The biography I found was written by Robert Schildgen, a figure in the co-operative movement in America, who has written a somewhat hagiographical (with reference to early 20th century socialism) account of Kagawa’s life.

It is here that something startling happens. During the war, Kagawa was strongly censored by the Japanese government. Then, from within Japan, his tone began to change. He wrote, and spoke on radio, in defense of the Japanese empire. He began to speak about the war being rooted in “racial aggression,” by which he didn’t mean Japanese racial aggression against China, Korea, and the Philippines, but Western racial aggression against Japan. He became (and remained throughout the rest of his life) a strong supporter of Emperor Hirohito. The grim result of this period, of course, is the colossal loss of Japan and the unveiling of Japanese atrocities throughout East Asia.

After the war Kagawa became an advisor for Japan’s reconstruction, and he played an important role in advocating for the development of Japanese democracy. However, his name had been tarnished by his association with Japanese propaganda during the war, and at one point he was even considered by the American occupying forces for “purge”—that is, for the isolation and removal of those ultra-nationalists who had instigated the war in the first place. He avoided that purge on the merits of his pre-war work, but a shadow now hung over his name. In part because of this, a post-war American tour had little of the thrill of his pre-war efforts. For the remainder of his life Kagawa would advocate for world peace and nuclear disarmament. He died in 1960.


The most fascinating moment in Kagawa’s life is his meeting with Mahatma Gandhi. War is on the horizon, and Kagawa has explained to Gandhi that his opinions are not terribly popular in Japan—in fact, that he is a “bit of a heretic.” He petitioned Gandhi’s advice—what would he do? Gandhi’s answer is pithy and to the point: “I would declare my heresies and be shot.” This is an astonishing moment if only because this is precisely what Kagawa failed to do. When the crucial moment came, he capitulated.

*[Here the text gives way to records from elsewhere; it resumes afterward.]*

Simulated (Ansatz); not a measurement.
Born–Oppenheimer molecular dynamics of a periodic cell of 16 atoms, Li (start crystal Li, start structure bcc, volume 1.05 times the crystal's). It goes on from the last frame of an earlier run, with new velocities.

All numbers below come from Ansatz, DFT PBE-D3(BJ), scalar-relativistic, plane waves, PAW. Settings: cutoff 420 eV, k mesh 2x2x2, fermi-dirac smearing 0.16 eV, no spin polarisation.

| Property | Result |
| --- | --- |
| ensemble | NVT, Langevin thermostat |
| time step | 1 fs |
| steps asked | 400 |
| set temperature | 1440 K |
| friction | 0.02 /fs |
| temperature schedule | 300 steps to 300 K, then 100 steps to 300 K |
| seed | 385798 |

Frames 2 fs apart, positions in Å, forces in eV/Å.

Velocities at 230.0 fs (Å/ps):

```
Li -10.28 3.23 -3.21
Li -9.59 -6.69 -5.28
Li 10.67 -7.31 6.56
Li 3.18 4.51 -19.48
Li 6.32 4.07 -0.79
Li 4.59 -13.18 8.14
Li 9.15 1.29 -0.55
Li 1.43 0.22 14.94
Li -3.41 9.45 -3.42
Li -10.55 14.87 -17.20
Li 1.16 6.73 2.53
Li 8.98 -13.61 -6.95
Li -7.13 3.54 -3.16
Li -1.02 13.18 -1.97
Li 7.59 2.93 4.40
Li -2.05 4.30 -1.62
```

Why don’t we know about Toyohiko Kagawa? I think there are two reasons. First, we don’t hear much about Kagawa because his version of Christianity is uncomfortably intermixed with early 20th century socialist politics. Now, from my (limited) read of Kagawa’s life and work, I think that those things for which he advocated are wholesome and good. He was possessed of a sincere desire to see the situation of the poor changed, and he saw in Christianity a model for that change which might give life to the world. He felt that a Christianity which didn’t address the practical needs of real people wasn’t much of a Christianity at all. To this, I give my full assent. However, the swing of labor movements away from Christianity in the intervening years makes it difficult to hear and accept his concerns today. Additionally, his presentation of Christianity becomes uncomfortably close to a political platform. The platform hasn’t succeeded, and unfortunately the Christianity has fallen alongside it.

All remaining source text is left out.